Our first night in Rome, we decided to check out the night scene. We read a travel guide and asked our dorm’s security guard for tips on the clubs. I was dressed in a black lycra skirt and a sheer muslin shirt. After a subway ride, two bus transfers and a seven-block walk, we were standing outside Supper Club.
Not even 10 minutes after entering, a handsome Italian started hitting on us. Normally, when a handsome man in a Dolce & Gabbana shirt is winking at you, it’s a good sign that he will pay for all your drinks. But he didn’t want to pay for our drinks: He wanted to marry us. And because I said no, he wanted to marry my friend. He told my friend, “I am your Tarzan, you are my Jane, and we are made for each other.” Sure.

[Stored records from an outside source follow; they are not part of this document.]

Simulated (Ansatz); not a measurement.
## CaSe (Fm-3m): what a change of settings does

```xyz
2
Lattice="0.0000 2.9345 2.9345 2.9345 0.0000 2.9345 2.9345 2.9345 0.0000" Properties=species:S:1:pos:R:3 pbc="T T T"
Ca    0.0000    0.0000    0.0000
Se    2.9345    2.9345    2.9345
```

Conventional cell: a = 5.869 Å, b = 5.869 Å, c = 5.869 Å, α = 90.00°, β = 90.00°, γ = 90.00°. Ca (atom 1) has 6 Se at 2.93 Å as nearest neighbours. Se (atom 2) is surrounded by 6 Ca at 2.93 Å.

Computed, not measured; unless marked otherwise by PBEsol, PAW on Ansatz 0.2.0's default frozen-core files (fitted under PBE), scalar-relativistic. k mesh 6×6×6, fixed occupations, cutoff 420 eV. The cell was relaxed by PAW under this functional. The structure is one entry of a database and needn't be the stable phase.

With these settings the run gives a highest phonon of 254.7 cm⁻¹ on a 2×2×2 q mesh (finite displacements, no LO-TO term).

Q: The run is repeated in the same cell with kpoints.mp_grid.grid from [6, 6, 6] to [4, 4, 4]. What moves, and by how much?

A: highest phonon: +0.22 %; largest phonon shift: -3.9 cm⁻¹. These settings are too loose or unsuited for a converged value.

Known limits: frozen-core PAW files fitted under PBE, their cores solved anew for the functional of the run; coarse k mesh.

She laughed hysterically. Unaware of our delight, Tarzan ran to the other girls in our group and serenaded them all with the same dialogue. Effortlessly, all seven of us got the same Tarzan-Jane line.
This was fun though. In India, guys are too shy to ask you out. In America, they are too broke to pay for your drinks – but here, a step ahead, they want to marry you. How quick is that?
A few weeks later, on the subway to school, an old man asked if I was Indian. I smiled and said “Yes.” Apparently, that was enough for 65-year-old Paolo to ask me to cook an Indian dinner for him. He told me his family was in Genoa and that he went back every weekend. He slyly asked if I would like to see his apartment.
His audacity stunned me. It took me an entire month to convince my Mom I was only going to Italy, not communist Russia. If she found out about my newly acquired men-attracting skills, she’d raise hell and blame my dad for “letting me go out of hand.” I quietly smiled and got off at the next stop.
Toward the end of my semester, I made up my mind about Italian men. The last day in Rome, I was walking back to my dorm from the Vatican at around 11:30 p.m. and saw a drunk American staggering on the road. He was new to Rome and had too much to drink. He had forgotten the way to his hotel.
He showed me his hotel keys and I recognized the hotel as the one right next to my dorm. Being too aware of Italian drivers, I was sure a rushing Vespa scooter would collide with the drunken American. So I offered to walk him to his hotel. In his slurred voice, he told me that he was a principal at an Iowa high school. He was vacationing in Italy with his wife and grandson.
And while we waited for the signal to turn green, this high school principal leaned in and groped me. Shocked beyond words, I involuntarily shoved him, crossed the road, and yelled out “I was only trying to help you, you S.O.B!” That is when I changed my opinion of Italian men.
Men, after all, are only men. Americans, Italians and Indians – they are all alike. That night I cried and ran to the gelateria, ordered a triple scoop and with tears streaming down my face. Still upset, I was tapped on the shoulder. The old Italian behind the counter was offering me his handkerchief. Smiling through my tears, I accepted it.
While it is still impossible to forgive the principal, in the back of my mind, I’m not really surprised. Coming from a culture where an older man treats a young girl like his own daughter, it is sad to think that somewhere between America and Italy, my innocence and belief in the goodness of human beings were lost. But while in Italy, every time I felt violated by a man’s wrong intentions, just being in the land that inspired love and hope would resurrect my faith in the goodness of humanity all over again.